MANHATTAN (CN) – More than 16,000 formerly homeless people lost a class action against New York City for defunding the Advantage rental-assistance program.
The city, state and federal government each contributed one-third of the funding for the Advantage Program, which aimed to transition formerly homeless tenants to permanent housing.
The state withdrew its support earlier this year, followed shortly afterward by federal funds.
New York City ended Advantage on April 1, leading the Legal Aid Society to file a class action on behalf of the participants.

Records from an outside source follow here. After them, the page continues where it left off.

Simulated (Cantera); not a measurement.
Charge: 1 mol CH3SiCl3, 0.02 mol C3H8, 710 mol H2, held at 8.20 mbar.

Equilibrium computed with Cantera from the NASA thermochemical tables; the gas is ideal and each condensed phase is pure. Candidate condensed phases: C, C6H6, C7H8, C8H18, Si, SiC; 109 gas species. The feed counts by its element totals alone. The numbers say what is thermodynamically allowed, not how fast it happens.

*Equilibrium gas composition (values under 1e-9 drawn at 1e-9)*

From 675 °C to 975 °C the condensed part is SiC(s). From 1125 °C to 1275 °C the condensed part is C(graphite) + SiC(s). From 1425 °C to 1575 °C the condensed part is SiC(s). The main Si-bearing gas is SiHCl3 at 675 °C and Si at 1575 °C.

Justice Judith Gische with the presided over a five-day bench trial at the state Supreme Court in late June and early July. The Manhattan-based court ruled in favor of the city on Wednesday, saying the defendants have the right to terminate any social-benefit program, “no matter how laudable its goals.”
The Department of Homeless Services praised the ruling in a statement. “We are gratified that Judge Gische has agreed that Legal Aid’s attempt to require city taxpayers to pay the full cost of Advantage was misguided,” Homeless Services Commissioner Seth Diamond said. “At a time of extremely limited resources, Legal Aid’s lawsuit has forced the city to spend nearly $80 million continuing a program for which the state eliminated funding.”
Diamond then criticized the state for making those cuts.
“While the state’s decision to eliminate Advantage was the wrong policy decision, we will continue to move forward in supporting homeless families in their effort to gain employment and move out of shelter,” he added.
Legal Aid Society attorney Steven Banks vowed to appeal. “By winning, the city loses” Banks said in a statement, noting that “thousands of formerly homeless families and individuals are at risk of losing their homes and flooding the shelter system.”